A member of the first graduating class of CalArts in 1972, Jack Goldstein made enormous and immediate contributions to the fine arts landscape in the 1970s and 1980s before vanishing from the public eye and tragically ending his own life in 2003. Now, almost ten years after Goldstein’s death, collector Adam Lindemann is hosting an ambitious retrospective of Goldstein’s early work at his Venus Over Manhattan Gallery, pulling from Goldstein’s practice in painting, photography, poetry and film, including a recreation of Goldstein’s influential performance piece, Two Fencers.
Jack Goldstein – Shane (1979), courtesy Venus Over Manhattan
The show was preceded by Goldstein’s first American retrospective at the Orange County Museum of Art earlier this year. “Jack Goldstein X 10,000″ will open at the Jewish Museum in 2013.

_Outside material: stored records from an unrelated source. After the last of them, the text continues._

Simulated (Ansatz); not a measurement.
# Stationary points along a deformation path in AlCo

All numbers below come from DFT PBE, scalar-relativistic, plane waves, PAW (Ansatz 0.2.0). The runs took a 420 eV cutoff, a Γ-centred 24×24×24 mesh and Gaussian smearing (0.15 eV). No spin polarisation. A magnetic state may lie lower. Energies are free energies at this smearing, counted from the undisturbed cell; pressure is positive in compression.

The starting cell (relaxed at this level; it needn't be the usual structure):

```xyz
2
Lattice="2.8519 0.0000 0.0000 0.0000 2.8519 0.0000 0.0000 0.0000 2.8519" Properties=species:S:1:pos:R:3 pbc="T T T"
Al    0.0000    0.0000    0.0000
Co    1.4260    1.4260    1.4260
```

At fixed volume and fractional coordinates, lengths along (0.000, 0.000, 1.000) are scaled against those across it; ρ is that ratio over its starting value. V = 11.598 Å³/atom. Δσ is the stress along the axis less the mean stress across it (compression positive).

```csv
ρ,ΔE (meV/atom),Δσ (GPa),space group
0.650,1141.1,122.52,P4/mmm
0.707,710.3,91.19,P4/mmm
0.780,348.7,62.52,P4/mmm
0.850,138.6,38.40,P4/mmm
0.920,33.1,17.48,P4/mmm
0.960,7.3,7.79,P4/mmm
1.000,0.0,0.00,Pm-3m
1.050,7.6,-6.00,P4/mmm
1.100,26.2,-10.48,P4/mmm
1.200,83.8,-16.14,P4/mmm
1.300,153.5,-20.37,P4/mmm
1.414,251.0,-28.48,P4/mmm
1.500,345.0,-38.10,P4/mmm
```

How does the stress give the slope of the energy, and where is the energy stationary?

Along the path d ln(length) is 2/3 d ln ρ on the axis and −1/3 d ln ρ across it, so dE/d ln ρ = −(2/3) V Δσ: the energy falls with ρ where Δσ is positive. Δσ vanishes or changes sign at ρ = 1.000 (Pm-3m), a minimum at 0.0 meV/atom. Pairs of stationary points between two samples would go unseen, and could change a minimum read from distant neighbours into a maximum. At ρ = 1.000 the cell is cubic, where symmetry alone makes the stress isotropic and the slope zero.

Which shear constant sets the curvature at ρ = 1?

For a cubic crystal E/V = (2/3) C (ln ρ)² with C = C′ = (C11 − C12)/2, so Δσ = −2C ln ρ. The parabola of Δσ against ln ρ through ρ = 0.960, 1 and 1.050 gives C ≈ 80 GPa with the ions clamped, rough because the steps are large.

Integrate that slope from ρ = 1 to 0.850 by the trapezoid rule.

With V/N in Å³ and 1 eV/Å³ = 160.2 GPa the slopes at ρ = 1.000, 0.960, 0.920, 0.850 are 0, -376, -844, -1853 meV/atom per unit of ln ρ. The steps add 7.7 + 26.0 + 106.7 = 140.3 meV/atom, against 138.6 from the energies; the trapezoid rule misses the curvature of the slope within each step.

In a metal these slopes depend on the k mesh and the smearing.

Associated with the Pictures Generation of artists maturing in the late 1970s and 1980s, Goldstein’s work blended the imagery of commercial with an occasionally surrealist bent, creating pieces dangling between the real and the imagined. His paintings embrace the powerful visuals of natural phenomena, but are expressed in Goldstein’s own personal language, offering new perspectives on the photographic cataloguing continually at work in the current media landscape. He did not actually paint them himself, focusing more on the concept and allowing an assistant to execute them, resulting in a flat and unpainterly effect.
The show also features a screening of Goldstein’s early video Shane, and running audio soundtrack of Patsy Cline recordings, mimicking Goldstein’s habit of listening to the country singer for hours in his New York Studio.
Combining a look at Goldstein’s personality, impact and early work, “Where Is Jack Goldstein” seeks to locate the artist’s unique position in the world of contemporary art, tracing his personal and professional life alongside his influences and impact on the art world. “Daytime to me is about total disappearance,” Goldstein said in an interview. “Because there is an even light that floods everything out. But at night, one can light, and spotlight, you know. And so I see the nighttime as being where I can kind of come into my own, and the daytime is about my absence.”
The show is on view until January 15th, 2013.